Friday, December 26, 2008

Southeast Asian Food

There are a lot of tips, hints and links for Southeast Asian food on offer in Taipei, but I thought I'd put forth a few suggestions I haven't yet seen knocked about online as my favorite destinations for food from the peninsula and islands.

Yangon (Myanmar)

Gongguan Night Market, near the Molly's Used Books behind Taipower Building. From Gongguan Night Market, turn in the alley near the Vietnamese Restaurant and head to the end, where you come across a small park and the end of the night market. It's on the road on the far side of the park, between a Korean BBQ and a coffeeshop.

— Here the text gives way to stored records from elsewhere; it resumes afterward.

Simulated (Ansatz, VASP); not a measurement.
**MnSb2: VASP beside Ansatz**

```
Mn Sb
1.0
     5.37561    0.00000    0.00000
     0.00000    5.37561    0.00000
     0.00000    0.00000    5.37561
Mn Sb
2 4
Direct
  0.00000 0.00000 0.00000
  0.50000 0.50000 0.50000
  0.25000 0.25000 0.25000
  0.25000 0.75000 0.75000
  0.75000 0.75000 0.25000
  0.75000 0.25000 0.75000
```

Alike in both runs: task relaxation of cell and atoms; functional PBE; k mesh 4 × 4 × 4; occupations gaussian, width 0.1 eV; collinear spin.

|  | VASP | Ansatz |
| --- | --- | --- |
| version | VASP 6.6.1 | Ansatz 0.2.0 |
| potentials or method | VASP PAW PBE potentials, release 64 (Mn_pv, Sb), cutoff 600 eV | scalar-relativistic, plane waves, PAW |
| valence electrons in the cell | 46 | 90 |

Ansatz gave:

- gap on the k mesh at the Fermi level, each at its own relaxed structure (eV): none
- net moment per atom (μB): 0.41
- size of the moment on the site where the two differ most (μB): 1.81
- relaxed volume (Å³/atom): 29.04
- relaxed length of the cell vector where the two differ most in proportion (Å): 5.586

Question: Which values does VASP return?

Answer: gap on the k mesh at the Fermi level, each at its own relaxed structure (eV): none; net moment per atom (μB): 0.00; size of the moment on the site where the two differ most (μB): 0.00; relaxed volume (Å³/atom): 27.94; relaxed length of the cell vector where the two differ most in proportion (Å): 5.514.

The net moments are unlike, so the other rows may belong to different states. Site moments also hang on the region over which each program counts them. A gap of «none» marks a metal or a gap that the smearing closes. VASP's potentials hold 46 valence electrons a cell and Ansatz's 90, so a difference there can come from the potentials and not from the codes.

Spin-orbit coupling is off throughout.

Yangon looks like a Thai restaurant that happens to have a Burmese name - no, I can't figure out if I should call it Myanmar or Burma - and if you order incorrectly from the menu, you'll get just that, Thai food. But order correctly, or better yet, compliment the owners by specifically requesting Burmese food recommendations, and you are in for a real treat. We ordered three dishes and a green papaya salad. The eggplant dish felt very Chinese, with sweet soy sauce and a flavor reminiscent of Yunnan cuisine. The meat-in-a-stone-bowl was curried, with flavors from northeast India. The papaya salad and shrimp fritters (I know, I know, but I LOVE shrimp fritters) were very Thai. Put them all together and you have Rangoonian bliss. Also, very affordable.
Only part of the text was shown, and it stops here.